The Boxer Rebellion
Brudenell Social Club
The Boxer Rebellion approach the stage with comfortable confidence and are enthusiastically welcomed by the packed out crowd at the Brudenell Social club. They lurch into a triptych of songs from their last album, Promises, which finely exhibit Tennessee born frontman Nathan Nicholson’s gravelly vocals. For sing along tune, ‘New York’, the guitarists shift to drums and form a thunderous tom-tom trio and, with the use of sample pads and Nicholson on keys, aptly incorporate the slight electronic experimentation demonstrated in their most recent work.

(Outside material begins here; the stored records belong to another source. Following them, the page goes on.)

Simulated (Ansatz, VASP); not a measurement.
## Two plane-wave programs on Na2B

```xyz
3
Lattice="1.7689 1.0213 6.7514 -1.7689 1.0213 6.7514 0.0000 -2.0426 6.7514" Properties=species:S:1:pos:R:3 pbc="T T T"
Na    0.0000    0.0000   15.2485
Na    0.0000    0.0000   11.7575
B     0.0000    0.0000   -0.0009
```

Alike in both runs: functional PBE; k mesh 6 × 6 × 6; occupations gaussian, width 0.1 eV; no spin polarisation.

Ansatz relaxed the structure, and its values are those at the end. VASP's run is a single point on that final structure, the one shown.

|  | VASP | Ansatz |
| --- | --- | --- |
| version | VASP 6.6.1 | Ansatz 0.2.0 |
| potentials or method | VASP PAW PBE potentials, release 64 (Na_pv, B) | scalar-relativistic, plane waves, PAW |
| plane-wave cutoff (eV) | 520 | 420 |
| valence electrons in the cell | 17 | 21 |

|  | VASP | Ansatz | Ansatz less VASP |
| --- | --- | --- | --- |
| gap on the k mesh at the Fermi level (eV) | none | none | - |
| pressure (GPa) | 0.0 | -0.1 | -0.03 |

However, as the set progresses, the band’s songs become increasingly hard to distinguish from one another. It is only the rhythm duo that manages to hold the band together and infuse any sense of uniqueness to their sound. Adam Harrison’s Gainsbourg-esque bass lines dance along the scales whilst Piers Hewitt’s energetic yet intricate drumming carries the band’s catalogue of fairly homogenous songs. A delightfully random one-minute rendition of Bill Withers’ ‘Lean On Me’ precedes crowd pleaser ‘Diamonds’ and injects a final burst of energy within the venue. Even so, I am not left craving for more when the band comes on for their encore. The Boxer Rebellion are a group talented musicians but, somehow, the band are undeniably forgettable.